This weekend I’ve been playing off-brand Dance Dance Revolution with my boyfriend. He’s pretty good at it, and I’m terrible. The experience of repeatedly failing at novice-level songs has made me realize — once again — how profoundly uncomfortable I feel when I’m not good at something immediately. All those fifth-grade kickball games must have scarred me. (I’m not actually that bad at kickball, but I was petrified by the whole exercise.)

Photo by Rasmus Olsen.

Photo by Rasmus Olsen.

Typically I just don’t do things that I don’t have a knack for, like sports or friendship. But I wanted to share in my boyfriend’s joy, so I bravely stepped along to weird pop songs from the ’90s. I’m only half-joking about the “bravely” part! This sounds ridiculous given that we’re talking about DDR, but it’s legitimately scary for me to be incompetent in front of other people.

Now imagine a world where I can download skills into my brain instantaneously, a la The Matrix. After quickly skimming the training module, I can spar with the experts, no problem. What effect would that capability have on people’s character growth?

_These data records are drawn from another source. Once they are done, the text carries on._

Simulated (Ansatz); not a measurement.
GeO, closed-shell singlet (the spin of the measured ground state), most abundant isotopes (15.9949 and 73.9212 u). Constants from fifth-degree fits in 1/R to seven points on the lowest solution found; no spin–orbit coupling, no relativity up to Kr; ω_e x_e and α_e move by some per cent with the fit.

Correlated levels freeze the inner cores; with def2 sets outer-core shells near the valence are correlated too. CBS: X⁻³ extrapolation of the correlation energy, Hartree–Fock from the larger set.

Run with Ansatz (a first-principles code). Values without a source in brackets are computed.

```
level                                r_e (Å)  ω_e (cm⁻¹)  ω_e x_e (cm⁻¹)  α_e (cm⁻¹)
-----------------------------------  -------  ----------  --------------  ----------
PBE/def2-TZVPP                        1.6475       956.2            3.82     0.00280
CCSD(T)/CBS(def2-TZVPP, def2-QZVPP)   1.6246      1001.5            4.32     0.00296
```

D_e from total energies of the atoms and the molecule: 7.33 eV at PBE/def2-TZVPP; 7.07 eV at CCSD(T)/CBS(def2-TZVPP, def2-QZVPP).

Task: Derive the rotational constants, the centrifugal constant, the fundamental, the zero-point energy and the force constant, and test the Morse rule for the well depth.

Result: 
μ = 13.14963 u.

Running up against frustration and having to work through it is key to developing maturity. Life is nothing if not perpetually disappointing, and if you can’t cope with initial failure, you’ll never achieve later success. (Unless you’re a bizarre statistical outlier!) That said, the current system means that people avoid activities they’re bad at — at least weak-willed people like me, and I suspect we’re the majority.

So is there a downside to the skills-direct-to-mind idea or not?